One of the biggest handicaps to an effective, community-wide response to the issue is that much of the work in our fair city involves paper-based bureaucratic strategies which too often fail.
The most effective strategy helping virtually any of the marginal populations being helped so unsuccessfully by government/nonprofits operating like this is the old-school one-on-one approach, exemplified by this article from the National Catholic Reporter.
Just imagine for a moment that you have no home.
What will you do for meals today? Where will you shower? Where will you sleep? If you have children, how will you provide for them?
How will you cope with being homeless tomorrow, next week, next month?
Such imaginations are distressing, aren’t they?
Last winter, I took imagining what it would be like to be homeless one step further. I lived one day in Baltimore as a homeless man trying to stay warm and fed. From street to soup kitchen to shelter I ventured.
I learned a lot that day about how rough it is to have no place to call your own. But later that night, my experience as a homeless person ended. I got in my vehicle and headed for home.
But for 100 million people throughout the world, not having a home to go to each night is a hard, sad reality.

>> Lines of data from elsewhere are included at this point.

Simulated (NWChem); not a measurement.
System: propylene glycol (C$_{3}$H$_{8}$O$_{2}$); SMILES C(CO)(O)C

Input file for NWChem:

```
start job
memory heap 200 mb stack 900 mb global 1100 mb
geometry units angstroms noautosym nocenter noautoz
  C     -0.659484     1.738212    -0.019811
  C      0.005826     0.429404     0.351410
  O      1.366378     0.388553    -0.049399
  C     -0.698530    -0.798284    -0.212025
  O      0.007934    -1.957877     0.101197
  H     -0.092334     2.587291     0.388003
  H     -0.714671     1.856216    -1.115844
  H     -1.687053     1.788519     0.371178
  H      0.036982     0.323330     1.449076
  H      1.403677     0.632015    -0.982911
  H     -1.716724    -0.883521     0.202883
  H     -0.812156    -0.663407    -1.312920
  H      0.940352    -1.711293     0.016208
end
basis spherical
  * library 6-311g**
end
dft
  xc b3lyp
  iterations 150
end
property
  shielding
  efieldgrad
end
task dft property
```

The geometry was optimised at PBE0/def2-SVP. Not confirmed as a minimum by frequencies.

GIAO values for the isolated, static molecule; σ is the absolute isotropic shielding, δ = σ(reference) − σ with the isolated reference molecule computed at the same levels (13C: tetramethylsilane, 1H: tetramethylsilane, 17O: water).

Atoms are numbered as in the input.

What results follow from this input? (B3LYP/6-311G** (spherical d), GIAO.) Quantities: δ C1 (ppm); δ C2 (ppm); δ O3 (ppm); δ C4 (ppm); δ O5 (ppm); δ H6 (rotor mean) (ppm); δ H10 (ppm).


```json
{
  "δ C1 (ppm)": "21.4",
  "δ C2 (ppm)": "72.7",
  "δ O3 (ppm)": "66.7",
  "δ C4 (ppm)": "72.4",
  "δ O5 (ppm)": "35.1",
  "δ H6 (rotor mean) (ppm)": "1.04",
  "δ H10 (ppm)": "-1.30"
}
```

And in the United States, according to the National Coalition for the Homeless, 3.5 million people — 39 percent of whom are children — have no place to call home.
Recently, I spoke with Ken Leslie, a former homeless alcoholic and drug addict who is now a leading advocate for people who have no home. Based in Toledo, Ohio, Leslie founded 1Matters, an organization inviting each of us to “Be 1 that matters to 1 that matters.”
As their motto indicates, one-on-one relationships help break down homeless stereotypes and build community.